Occasionally I find myself a witness to fascinating conversations and today while I had a moment to rest in between running various errands and preparing to head off to The Dalles (which I will be doing after I stop at the library to pick up some books as soon as this has been written) I had the chance to see a fantastic thread about the history of slavery in the United States that pointed out the reality that quite a few blacks owned slaves themselves. By and large, my entire life I have been a student of the institution of slavery and not surprisingly have written and spoken about it often, not least because it still goes on in many areas of the world and still affects people from all different kinds of backgrounds. I have even met people who themselves were related to those in threat of being enslaved. As an example, one of the people I knew in Thailand was afraid that his father had been sent off to work off debt by being enslaved to Thai fishermen, and that is no joke at all when it comes to slavery. Still others I knew had to face coercion with regards to sex work. The history and present reality of slavery is an ugly picture, and there is no group of people who has not been faced with both ends of the ugly reality throughout human history.
It should not surprise me, but it still does anyway, that those who are the most violently hostile to the history of slavery in America should be so ignorant of the larger context in which that slavery existed. For one, there is the whole logistics of how it is that white slavers got their slaves to trade in the first place, from Africans who themselves sold their kinfolk or neighbors into slavery across the ocean, and then the way those slaves were obtained, kept in Africa, sold to European or Euro-American merchants, transported, and then sold in colonial markets, and so on. There is the logistics of the internal slave trade in America where free blacks were sometimes kidnapped and sold to plantation owners in the Deep South. There were white, black, and red slave owners. There was the thriving Arab slave trade which to some extent still survives today and slavery that still exists in many parts of the world. That is to say nothing about the history of slavery throughout the ages and the way that it served as a way to allow war to be profitable for elites in many countries. There is the damage that serving as a center for slaves has on the cohesion of society for millennia after slavery takes root, showing the huge degree of harm it does. And that is not even discussing the relationship of slavery to a whole host of other issues in theology, history, economics, law, and other fields. To be able to speak knowledgeably about such areas requires that we recognize the complexity of slavery and have some degree of compassion for everyone caught up within it in some fashion.

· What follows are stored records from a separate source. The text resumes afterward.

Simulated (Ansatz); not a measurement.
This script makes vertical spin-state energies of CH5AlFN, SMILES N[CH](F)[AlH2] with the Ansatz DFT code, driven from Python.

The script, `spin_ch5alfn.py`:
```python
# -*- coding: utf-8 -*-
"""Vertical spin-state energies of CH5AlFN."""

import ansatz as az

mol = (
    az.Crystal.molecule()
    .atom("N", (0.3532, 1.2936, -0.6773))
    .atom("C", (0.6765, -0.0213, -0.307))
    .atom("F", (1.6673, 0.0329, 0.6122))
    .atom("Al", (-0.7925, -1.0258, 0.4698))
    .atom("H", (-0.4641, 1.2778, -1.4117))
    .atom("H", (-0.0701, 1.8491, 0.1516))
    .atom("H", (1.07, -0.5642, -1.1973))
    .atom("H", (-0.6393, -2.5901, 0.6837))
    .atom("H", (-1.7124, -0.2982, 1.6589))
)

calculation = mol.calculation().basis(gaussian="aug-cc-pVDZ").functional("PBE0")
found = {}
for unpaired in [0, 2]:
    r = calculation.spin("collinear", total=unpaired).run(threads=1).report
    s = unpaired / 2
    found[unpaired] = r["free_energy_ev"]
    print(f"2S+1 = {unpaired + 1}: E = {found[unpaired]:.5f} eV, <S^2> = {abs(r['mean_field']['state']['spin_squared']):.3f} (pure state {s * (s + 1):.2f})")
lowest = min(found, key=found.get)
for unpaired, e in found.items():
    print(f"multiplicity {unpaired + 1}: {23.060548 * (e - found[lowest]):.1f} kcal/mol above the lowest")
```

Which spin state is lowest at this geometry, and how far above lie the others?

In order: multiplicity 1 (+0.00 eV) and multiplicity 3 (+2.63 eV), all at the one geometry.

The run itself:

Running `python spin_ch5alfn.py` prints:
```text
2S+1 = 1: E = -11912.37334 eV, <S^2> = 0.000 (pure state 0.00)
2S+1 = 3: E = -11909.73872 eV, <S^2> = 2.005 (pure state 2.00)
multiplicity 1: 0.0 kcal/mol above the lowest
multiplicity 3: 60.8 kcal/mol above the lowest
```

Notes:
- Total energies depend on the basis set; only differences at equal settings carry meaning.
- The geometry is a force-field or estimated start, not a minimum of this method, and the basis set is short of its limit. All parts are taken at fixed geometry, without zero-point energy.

Why is it that so many people are unaware of this history and slavery in contemporary reality but so hostile to contemporary whites for supposedly benefiting from a slavery that existed in the past? In part, those who are aware of the larger context and present reality of slavery (a reality in which religious white Americans like myself are among the foremost foes of slavery) are inoculated against the racist ignorance that is spouted by those who think whites to be the villains of history by virtue of possessing knowledge of the truth about the Arab slave trade and slavery in the present world. It is only among those whose only knowledge of history consists of the biased and racist claims that to be white is to be evil and a lesser order of beings where this sort of folly is allowed to spread, and that can only exist on the part of an active suppression of the historical picture, including the role of white Europeans and Americans in being willing to suffer and in some cases (like Lincoln) even die for the well-being of others. Life is morally complex, and it forces us, if we want to have any claim to wisdom, to examine ourselves and the darkness inside our own hearts, rather than simply viewing evil as an external phenomenon that other people inflict upon us but that we are pure from.
One of the great tragedies of American slavery is that it offered little formal opportunity for slaves to better themselves and thus quenched the ambition that is possessed by people who know they have something to do to better their position. In the ancient world, there was a high degree of status that was gained by people who had a large quantity of clients who were dependent upon them but nevertheless free, and so it was in the best interest of slaveowners to be willing to free their slaves for a price that was earned through the hard work of slaves and then keep the freedmen as employees who were capable of earning money in lines of business that would have been disreputable for the patron to be personally involved in. Similarly, before slavery took hold in Virginia there were generations of indentured servants who worked in order to obtain free land and resources after a term of labor. It was the desire to have a permanent source of dependent labor that led the Virginians and others to set up the antebellum slave order in their area even as it was dying off in the remainder of the Western world for moral as well as economic reasons. This evil desire deserves to be examined and criticized, but it is worth considering the fact that the desire to elevate oneself and to have dependents and to be corrupt elites is not something that belongs to any one group of people but is a fairly widespread human problem across space and time. The community organizer who tries to enslave a neighborhood in envy and resentment so as to control their political and economic lives and the slimy slave dealer are not so different in their wicked trafficking of the souls of human beings. Let us not deceive ourselves that evil belongs only to some people and not to others.